Understanding the new health reconciliation bill
Congressional Democratic leaders just released their summary of Bill #2, the health bill they intend to move through the reconciliation process.
Here is their description document. I caution you that this is a sales pitch aimed at Congressional Democrats.
Here is the preliminary CBO analysis.
Here is the legislative text, on which I am just now about to begin chewing.
Since things are moving quickly, I’m going to repeatedly update this post. You might want to bookmark it and return for updates.
The following notes are fairly technical. Most will be interesting only to policy practitioners.

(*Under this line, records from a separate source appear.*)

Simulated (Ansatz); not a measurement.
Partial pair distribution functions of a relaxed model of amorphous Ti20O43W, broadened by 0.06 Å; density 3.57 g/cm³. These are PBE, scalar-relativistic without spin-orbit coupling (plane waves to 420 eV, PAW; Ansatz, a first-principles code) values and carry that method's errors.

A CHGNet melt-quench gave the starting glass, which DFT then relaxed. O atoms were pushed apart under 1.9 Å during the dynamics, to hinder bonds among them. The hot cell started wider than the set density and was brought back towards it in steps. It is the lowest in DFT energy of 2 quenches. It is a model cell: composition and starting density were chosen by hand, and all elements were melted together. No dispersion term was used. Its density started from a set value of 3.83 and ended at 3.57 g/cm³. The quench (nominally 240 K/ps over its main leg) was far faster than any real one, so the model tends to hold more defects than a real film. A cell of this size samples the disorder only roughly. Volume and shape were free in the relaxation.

Preliminary, technical, and disorganized very rough notes on the outline
There are several Byrd rule violations. This means the House will have to vote on this bill twice. The second time would be after Senate Republicans use the Byrd rule to strike these provisions from the bill, then the Senate passes the modified bill and returns it to the House. And no, I won’t tell you where all of them are. Sorry. I don’t want to help the Democrats find and fix them. Some of these are only arguable violations. I have found at least three that are clear violations.
Weaker individual mandates means more healthy people will stay out of the system and pay penalty fees until they get sick. This means premiums for the rest of us in the system will be higher, because there are fewer of us being forced to cross-subsidize the predictably high cost people (because of the guaranteed issue and community rating mandates).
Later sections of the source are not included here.